You are viewing a plain text version of this content. The canonical link for it is here.

Posted to user@spark.apache.org by Jim Carroll <ji...@gmail.com> on 2017/11/20 19:48:17 UTC

Re: Writing files to s3 with out temporary directory

I have this exact issue. I was going to intercept the call in the filesystem
if I had to (since we're using the S3 filesystem from Presto anyway) but if
there's simply a way to do this correctly I'd much prefer it. This basically
doubles the time to write parquet files to s3.



--
Sent from: http://apache-spark-user-list.1001560.n3.nabble.com/

---------------------------------------------------------------------
To unsubscribe e-mail: user-unsubscribe@spark.apache.org

Re: Writing files to s3 with out temporary directory

Posted by Jim Carroll <ji...@gmail.com>.

I got it working. It's much faster.

If someone else wants to try it I:
1) Was already using the code from the Presto S3 Hadoop FileSystem
implementation modified to sever it from the rest of the Presto codebase.
2) I extended it and overrode the method "keyFromPath" so that anytime the
Path referred to a "_temporary" parquet file "part" it returned a "key" to
the final location of the file.
3) I registered the filesystem through sparkContext.hadoopConfiguration by
setting fs.s3.impl, fs.s3n.impl, and fs.s3a.impl.

I realize I'm risking a file corruption but it's WAAAAY faster than it was.




--
Sent from: http://apache-spark-user-list.1001560.n3.nabble.com/

---------------------------------------------------------------------
To unsubscribe e-mail: user-unsubscribe@spark.apache.org

Re: Writing files to s3 with out temporary directory

Posted by Steve Loughran <st...@hortonworks.com>.

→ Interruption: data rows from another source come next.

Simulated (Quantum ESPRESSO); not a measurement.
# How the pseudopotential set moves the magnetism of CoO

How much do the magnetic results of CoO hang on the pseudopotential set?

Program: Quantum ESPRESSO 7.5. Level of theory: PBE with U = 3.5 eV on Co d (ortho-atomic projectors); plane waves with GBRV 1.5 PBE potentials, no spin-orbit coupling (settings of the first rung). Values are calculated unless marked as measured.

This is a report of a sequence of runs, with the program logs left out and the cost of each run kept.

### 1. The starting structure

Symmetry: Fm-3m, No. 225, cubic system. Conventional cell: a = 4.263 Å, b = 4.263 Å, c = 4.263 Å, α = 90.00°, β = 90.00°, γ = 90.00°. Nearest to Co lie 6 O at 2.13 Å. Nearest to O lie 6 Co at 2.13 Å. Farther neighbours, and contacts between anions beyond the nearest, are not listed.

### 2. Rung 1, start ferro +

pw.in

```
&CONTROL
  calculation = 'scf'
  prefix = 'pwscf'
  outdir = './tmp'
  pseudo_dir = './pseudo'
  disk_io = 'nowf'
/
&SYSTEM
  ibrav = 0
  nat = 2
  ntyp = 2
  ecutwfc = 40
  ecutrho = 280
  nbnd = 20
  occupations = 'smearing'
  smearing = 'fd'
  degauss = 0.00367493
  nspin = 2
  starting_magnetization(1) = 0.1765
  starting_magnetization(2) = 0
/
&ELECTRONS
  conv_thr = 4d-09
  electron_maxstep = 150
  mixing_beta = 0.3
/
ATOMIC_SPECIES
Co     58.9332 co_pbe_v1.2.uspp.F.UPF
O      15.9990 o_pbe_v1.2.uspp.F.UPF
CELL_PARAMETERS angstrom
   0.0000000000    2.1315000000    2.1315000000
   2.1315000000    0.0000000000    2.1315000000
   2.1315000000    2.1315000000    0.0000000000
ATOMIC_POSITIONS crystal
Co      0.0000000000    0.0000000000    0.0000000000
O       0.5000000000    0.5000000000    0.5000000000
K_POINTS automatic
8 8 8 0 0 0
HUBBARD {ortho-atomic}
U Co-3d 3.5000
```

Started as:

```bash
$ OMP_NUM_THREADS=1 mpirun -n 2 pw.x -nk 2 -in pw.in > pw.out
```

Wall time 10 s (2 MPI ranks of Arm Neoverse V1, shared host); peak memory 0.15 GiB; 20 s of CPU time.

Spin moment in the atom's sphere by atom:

Hadoop trunk (i.e 3.1 when it comes out), has the code to do 0-rename commits

http://steveloughran.blogspot.co.uk/2017/11/subatomic.html

if you want to play today, you can build Hadoop trunk & spark master, + a little glue JAR of mine to get Parquet to play properly

http://steveloughran.blogspot.co.uk/2017/11/how-to-play-with-new-s3a-committers.html

On 21 Nov 2017, at 15:03, Jim Carroll <ji...@gmail.com>> wrote:

It's not actually that tough. We already use a custom Hadoop FileSystem for
S3 because when we started using Spark with S3 the native FileSystem was
very unreliable. Our's is based on the code from Presto. (see
https://github.com/prestodb/presto/blob/master/presto-hive/src/main/java/com/facebook/presto/hive/s3/PrestoS3FileSystem.java
).

I already have a version that introduces a hash to the filename for the file
that's actually written to the S3 to see if it makes a difference per
https://docs.aws.amazon.com/AmazonS3/latest/dev/request-rate-perf-considerations.html#get-workload-considerations
. FWIW, it doesn't.

AFAIK, the more the hash appears up the the directory tree, the better it is. The classic partitioned layout here is exactly what y don't want.

I'm going to modify that experiment to override the key
name like before except actually mode the file, keep track of the state, and
override the rename method.

you might find this intersting too https://arxiv.org/abs/1709.01812 .

IBM's stocator FS remaps from dest/_temporary/$jobAttemp/$taskAttempt/part-0000 to a file dest/part-$jobAttempt-$taskAttempt-000

This makes it possible to cleanup failed tasks & jobs; without that on any task failure the entire job needs to be failed.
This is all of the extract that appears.